Posted in rantings and ravings on February 15th, 2021 by skeeter

Back in the late 20th Century the South End — and the entire island, really — was inundated by hordes of artists. We were like a sprawling refugee camp of painters and potters fleeing their hellish urban existence, so many in such a short time, old timers like myself worried that even the tides would be affected, all the pressure from artistic egos unleashed like a methane tsunami from thawing tundra.

Art, suddenly, was everywhere. Studios sprouted in barns and chicken coops, galleries sprang up in old garages, art tours became yearly events, even the Camano Chamber of Commerce was taken over by brush-wielding artisans bent on bringing culture to the unwashed masses. Sculptures appeared in the parks, murals were painted on buildings, blown glass balls were hidden in shops to entice customers.
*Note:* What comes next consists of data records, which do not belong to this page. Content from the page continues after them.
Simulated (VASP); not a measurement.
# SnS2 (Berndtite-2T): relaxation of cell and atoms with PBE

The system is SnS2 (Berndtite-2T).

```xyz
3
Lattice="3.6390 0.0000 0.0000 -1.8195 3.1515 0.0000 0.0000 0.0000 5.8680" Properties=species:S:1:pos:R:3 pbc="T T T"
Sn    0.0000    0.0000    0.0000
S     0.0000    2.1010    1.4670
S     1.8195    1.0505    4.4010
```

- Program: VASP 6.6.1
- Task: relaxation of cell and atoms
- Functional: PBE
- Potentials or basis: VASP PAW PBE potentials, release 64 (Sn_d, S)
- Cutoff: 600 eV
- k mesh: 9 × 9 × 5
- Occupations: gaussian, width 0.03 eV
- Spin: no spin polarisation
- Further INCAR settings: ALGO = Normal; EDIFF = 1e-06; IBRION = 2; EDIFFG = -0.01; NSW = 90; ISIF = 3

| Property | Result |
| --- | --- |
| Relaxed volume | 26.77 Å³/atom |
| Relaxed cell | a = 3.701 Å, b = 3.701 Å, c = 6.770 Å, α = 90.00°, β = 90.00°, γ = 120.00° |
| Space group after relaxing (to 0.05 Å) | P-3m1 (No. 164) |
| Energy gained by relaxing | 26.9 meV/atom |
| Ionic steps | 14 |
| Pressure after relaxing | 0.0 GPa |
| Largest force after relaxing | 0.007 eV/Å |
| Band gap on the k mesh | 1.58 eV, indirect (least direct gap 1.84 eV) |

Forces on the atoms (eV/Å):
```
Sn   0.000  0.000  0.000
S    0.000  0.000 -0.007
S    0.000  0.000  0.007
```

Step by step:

Art was everywhere, it seemed. And yet, there was one glaring void. One corner of the once idyllic South End that seemed impervious to the onslaught of this artistic tidal wave. There was no school to train the next generation. We thought maybe, just maybe, the aging artists would slowly die off and eventually, by sheer attrition, the pastoral existence we had once known would return. That dream died the day the Mabana Institoot of Aesthetic Enlargement opened its doors, offering course in everything from macramé to bronze casting. Some of the artists became instructors — some even enrolled as students.

Down at the Pilot Lounge we regulars held our heads, we moaned, we cursed, we wailed and we prayed the Institoot would go bankrupt. Why Lord, why us? Why inflict the locust plague on us? What had we done to offend thee?

Two Toke, ever the philosophical one of us, late in the evening of a mournful drinking bout the night of the Institoot’s Grand Opening, summed it up. “Boyz,” he said, sloshing his 7th or 8th pint onto our table, “boys,” he said again, momentarily searching for the lost thread. “Boys, you live in paradise and it was only a matter of time.”

“A matter of time for what?” Little Jimmy asked after it was obvious TT had slid into some kind of self-induced reverie. Two Toke clawed slowly back to the reality of our sopping littered table, all eyes on him, all ears alert, all of us eager for some hopeful chunk of wisdom.

“To have paradise,” he said, “ you have to accept its opposite.” And with that, he laid his head on the table, cheek to spilled ale, and passed out. The rest of us looked forlornly at this sad tableau. Finally Jerry broke the silence. “I’m gonna drive him home. Somebody want to help me here?” All six of us stood up, albeit wobbly, two under TT’s armpits, two grabbing his feet, two moving chairs and holding doors. Like pallbearers we hauled out our compatriot and our hopes. The Institoot still offers quarterly courses. And we still drink at the Pilot Lounge. Although … in much greater moderation.